On 10/5/2018 10:32 AM, Matthew Flatt wrote:
At Fri, 5 Oct 2018 15:36:04 +0200, Paulo Matos wrote: > Again, I am
really surprised that you mention that places are not > separate
processes. Documentation does say they are separate racket > virtual
machines, how is this accomplished if not by using separate >
processes? Each place is an OS thread within the Racket process. The
virtual machine is essentially instantiated once in each thread, where
things that look like global variables at the C level are actually
thread-local variables to make them place-specific. Still, there is
some sharing among the threads. > My workers are really doing Z3 style
work - number crushing and lots of > searching. No IO (writing to
disk) or communication so I would expect > them to really max out all
CPUs. My best guess is that it's memory-allocation bottlenecks,
probably at the point of using mmap() and mprotect(). Maybe things
don't scale well beyond the 4-core machines that I use. On my
machines, the enclosed program can max out CPU use with system time
being a small fraction. It scales ok from 1 to 4 places (i.e., real
time increased only some). The machine's core are hyperthreaded, and
the example maxes out CPU utilization at 8 --- but it takes twice as
long in real time, so the hardware threads don't help much in this
case. Running two processes with 4 places takes about the same real
time as running one process with 8 places, as does 2 processes with 2
places. Do you see similar effects, or does this little example stop
scaling before the number of processes matches the number of cores?

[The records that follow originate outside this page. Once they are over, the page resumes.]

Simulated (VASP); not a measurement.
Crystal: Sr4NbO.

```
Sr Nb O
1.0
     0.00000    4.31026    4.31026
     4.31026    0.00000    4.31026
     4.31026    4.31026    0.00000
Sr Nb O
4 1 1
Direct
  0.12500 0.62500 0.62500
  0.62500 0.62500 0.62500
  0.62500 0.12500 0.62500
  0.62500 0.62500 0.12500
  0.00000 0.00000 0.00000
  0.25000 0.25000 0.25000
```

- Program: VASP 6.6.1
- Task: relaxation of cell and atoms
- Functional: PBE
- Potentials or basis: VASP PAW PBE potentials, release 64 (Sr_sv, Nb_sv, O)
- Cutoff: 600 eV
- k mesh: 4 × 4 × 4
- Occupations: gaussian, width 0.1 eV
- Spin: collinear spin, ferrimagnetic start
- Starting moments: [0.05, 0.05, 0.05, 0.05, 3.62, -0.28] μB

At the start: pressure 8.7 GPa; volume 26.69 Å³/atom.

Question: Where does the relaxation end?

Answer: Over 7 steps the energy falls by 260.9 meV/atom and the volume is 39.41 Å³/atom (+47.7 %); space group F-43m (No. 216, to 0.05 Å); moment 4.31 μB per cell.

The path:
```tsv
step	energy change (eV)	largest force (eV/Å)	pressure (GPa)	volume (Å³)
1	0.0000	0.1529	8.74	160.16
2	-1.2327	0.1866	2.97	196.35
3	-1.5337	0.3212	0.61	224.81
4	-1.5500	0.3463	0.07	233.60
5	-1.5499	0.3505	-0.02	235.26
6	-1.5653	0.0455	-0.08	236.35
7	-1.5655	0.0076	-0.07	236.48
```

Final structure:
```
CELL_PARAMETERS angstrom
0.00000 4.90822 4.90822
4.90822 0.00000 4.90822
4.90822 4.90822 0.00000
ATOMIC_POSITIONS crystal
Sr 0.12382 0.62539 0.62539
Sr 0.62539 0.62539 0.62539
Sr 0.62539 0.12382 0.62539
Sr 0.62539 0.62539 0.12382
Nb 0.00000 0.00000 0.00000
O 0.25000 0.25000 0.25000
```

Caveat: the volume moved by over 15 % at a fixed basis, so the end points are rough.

As Matthew said, this may be a case where multiple processes are better.
One thing that likely is vastly different between your two systems is
the memory architecture. On Paulo's many-core machine, each group of
[probably] 6 CPUs will have its own physical bank of memory which is
close to it and which it uses preferentially. Access to a different
bank may be very costly. Paulo's machine may be spending a much greater
percentage of time moving data between VM instances that are located in
different memory regions ... something Matthew can't see on his quad-core.
Paulo, you might take a look at how memory is being allocated [not sure
what tools you have for this] and see what happens if you restrict the
process to running on various groups of CPUs. It may be that some banks
of your memory are "closer" than others.